Labor economists have traditionally focused on worker-side characteristics, such as education, as the crucial causal variable for explaining outcomes like earnings, unemployment, and inequality. But that point of view depends on labor markets remaining competitive, so workers can earn their marginal product of labor—because if they earned less, they’d leave for another job. What a growing body of literature shows is that when labor markets aren’t competitive, employer power—monopsony—not a lack of education, is what holds workers back–from switching jobs, migrating, or from starting a new business. There’s a strong circumstantial case to be made that monopsony is behind a litany of labor market problems at the center of public debate in recent years.
In a paper we released last December, economists Ioana Marinescu, Jose Azar, and I showed that labor markets in the U.S. are highly concentrated, and that in a given labor market, higher concentration causes a reduction in posted wages. That paper was based on data from the online job-posting website CareerBuilder, which covers only about a third of job postings. Furthermore, we only used the occupations that appear most frequently in the dataset, potentially leaving large swathes of the labor market out.
In a new paper, “Concentration in U.S. Labor Markets: Evidence from Online Vacancy Data,” we extend our estimates of labor market concentration to cover the near-universe of online job postings in the United States for the year 2016. To do that, we use a dataset from the online labor market data company Burning Glass, which scrapes job posting information from thousands of websites to populate a vacancies database with rich information for the characteristics of each vacancy. In this new paper, Ioana, Jose, and I are joined by Burning Glass Chief Economist Bledi Taska.

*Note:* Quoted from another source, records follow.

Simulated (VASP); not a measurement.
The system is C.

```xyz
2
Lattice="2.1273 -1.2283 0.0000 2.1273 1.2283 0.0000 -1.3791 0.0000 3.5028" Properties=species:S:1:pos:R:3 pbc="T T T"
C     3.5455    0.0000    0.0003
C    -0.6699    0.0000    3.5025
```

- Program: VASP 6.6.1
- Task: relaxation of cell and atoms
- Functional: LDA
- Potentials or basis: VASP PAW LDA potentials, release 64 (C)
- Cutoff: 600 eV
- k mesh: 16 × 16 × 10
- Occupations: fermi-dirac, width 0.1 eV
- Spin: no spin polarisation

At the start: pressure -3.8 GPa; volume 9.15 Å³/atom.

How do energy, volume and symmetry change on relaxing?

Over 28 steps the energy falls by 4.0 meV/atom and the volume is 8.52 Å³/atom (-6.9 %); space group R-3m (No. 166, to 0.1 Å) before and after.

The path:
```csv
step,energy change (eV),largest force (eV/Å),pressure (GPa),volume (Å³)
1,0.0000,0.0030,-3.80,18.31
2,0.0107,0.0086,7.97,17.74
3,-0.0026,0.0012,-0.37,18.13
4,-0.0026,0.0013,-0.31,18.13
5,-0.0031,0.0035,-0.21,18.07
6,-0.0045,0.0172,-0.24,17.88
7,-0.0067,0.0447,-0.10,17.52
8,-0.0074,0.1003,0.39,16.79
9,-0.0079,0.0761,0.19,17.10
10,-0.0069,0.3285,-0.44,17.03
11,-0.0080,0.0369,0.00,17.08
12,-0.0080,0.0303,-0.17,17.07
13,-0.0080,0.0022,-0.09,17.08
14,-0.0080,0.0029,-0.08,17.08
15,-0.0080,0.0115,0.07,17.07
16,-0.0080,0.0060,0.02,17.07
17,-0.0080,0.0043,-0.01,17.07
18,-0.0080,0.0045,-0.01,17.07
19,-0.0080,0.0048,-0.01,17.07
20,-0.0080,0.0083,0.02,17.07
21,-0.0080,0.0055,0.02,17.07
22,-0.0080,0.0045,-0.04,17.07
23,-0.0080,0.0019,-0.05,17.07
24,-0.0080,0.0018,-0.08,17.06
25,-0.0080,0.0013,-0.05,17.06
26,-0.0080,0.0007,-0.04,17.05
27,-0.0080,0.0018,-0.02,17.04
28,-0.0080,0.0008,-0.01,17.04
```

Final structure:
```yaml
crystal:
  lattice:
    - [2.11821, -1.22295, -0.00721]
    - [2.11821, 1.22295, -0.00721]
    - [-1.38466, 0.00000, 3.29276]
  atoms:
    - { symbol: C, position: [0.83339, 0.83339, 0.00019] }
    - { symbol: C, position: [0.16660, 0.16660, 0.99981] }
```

Our latest results confirm our findings in “Labor Market Concentration”: The average labor market is very highly concentrated. By way of background, in antitrust policy, defining the relevant market is a crucial piece of the analysis. Market definition matters for both buyers and sellers (of labor, in our case): If you’re a worker looking for a job, where are you likely to look, and how many different employers, in which locations, are viable options? Alternatively, if you’re an employer, whom are you likely to consider when hiring?
We define the relevant labor market as a commuting zone (essentially, a metropolitan area defined by commuting patterns) by “SOC-6” occupation by quarter. “SOC” is a hierarchical occupational classification system created by the U.S. Bureau of Labor Statistics. The average level of concentration (the Herfindahl-Hirschman Index) in a market defined that way is 3953, well in excess of the threshold for a “highly concentrated” market in the antitrust authorities’ Horizontal Merger Guidelines, which is 2500.
When we weigh labor markets by their level of employment, as measured by the BLS, we find that 17 percent of U.S. workers work in highly-concentrated markets, and a further 6 percent in “somewhat concentrated” markets. We provide concentration estimates for a number of different permutations of labor market definitions.
A map of the average concentration of the 200 occupations that appear most frequently in the Burning Glass data, by Commuting Zone.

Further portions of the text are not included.